It’s an old judgment, one first made with full force by Paul Elmer Moore, a friend of Eliot’s family and literary eminence of an older generation. In his review of Eliot’s Selected Essays in a 1932 number of The Saturday Review, Moore observed that Eliot the poet was much admired for his arresting portrayal of modern life’s lack of established orthodoxies. In Eliot’s poems, “the confusion of life will be reflected in the disorganized flux of images; its lack of clear meaning in the obscurity of language; its defiance of creeds in a license of metrical form; its dislocated connection with the past  in the floating debris of allusion; while its flattened emotions will be reproduced realistically, without comment.” Meanwhile, in his criticism Eliot judges literature (and indeed the world) “from the creed of the classicist, the royalist, and the Anglo-Catholic.” The modernist poet by day turns into the traditional moralist by night.

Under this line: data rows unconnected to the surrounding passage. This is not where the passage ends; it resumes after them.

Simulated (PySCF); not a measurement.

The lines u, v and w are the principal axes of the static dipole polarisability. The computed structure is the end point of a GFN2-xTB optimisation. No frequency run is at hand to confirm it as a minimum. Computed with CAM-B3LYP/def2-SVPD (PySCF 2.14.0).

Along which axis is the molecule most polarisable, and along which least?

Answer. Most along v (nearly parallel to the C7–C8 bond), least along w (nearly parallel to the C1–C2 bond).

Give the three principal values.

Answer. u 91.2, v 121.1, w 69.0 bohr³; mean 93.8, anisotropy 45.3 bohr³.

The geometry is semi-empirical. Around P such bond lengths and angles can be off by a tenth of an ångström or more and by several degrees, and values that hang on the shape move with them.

Eliot responded directly to Moore’s criticism in After Strange Gods : “I should say that in one’s prose reflexions one may be legitimately occupied with ideals, whereas in the writing of verse one can only deal with actuality.” The fact of the matter is that modernity has dissolved a great deal of the power of tradition, even as it sometimes deviates and innovates. As a result, anyone who sees the value of tradition is forced into a conscious role of being “conservative,” or to use Eliot’s term, “orthodox.” Thus his poems, which are ordered toward rendering the truth of things as they are, are quite different from his prose, which is governed by his consciously formulated ideas about how things ought to be.

I find Eliot’s explanation convincing. He adopted the formal innovations of modernist poetry in order to do justice to the actualities of modern life. But unlike so many modernists who thought the confused, fragmentary, dislocated qualities of modern experience are liberating (otherness! difference! spontaneity! the free expression of desire!), Eliot thought a great deal of modern life grey and debilitating. Thus in his prose he prescribed correctives, and did so in piquant, sharply worded and unequivocal judgments, all of which were ordered toward restoring the power of commanding authority that modernity has undermined. In that sense his prose style was as closely matched to his critical goals as his poetic style to his poetic mission.

This combination has a great deal to teach us. Few of us are poets, but most of us are citizens with a say in the future of our society. In having our say we need to be honest about the world as it is, and face it without self-deception. Secularization, the view that human beings are collections of atoms, sexual freedom, the scramble for wealth, careerism—these are facts that infiltrate everywhere, including our souls, making the beauty of an integrated life of faith elusive, difficult, and rare. Yet this honesty need not undermine our convictions, nor need it diminish our ardor on their behalf. We can be in the world, but not of it.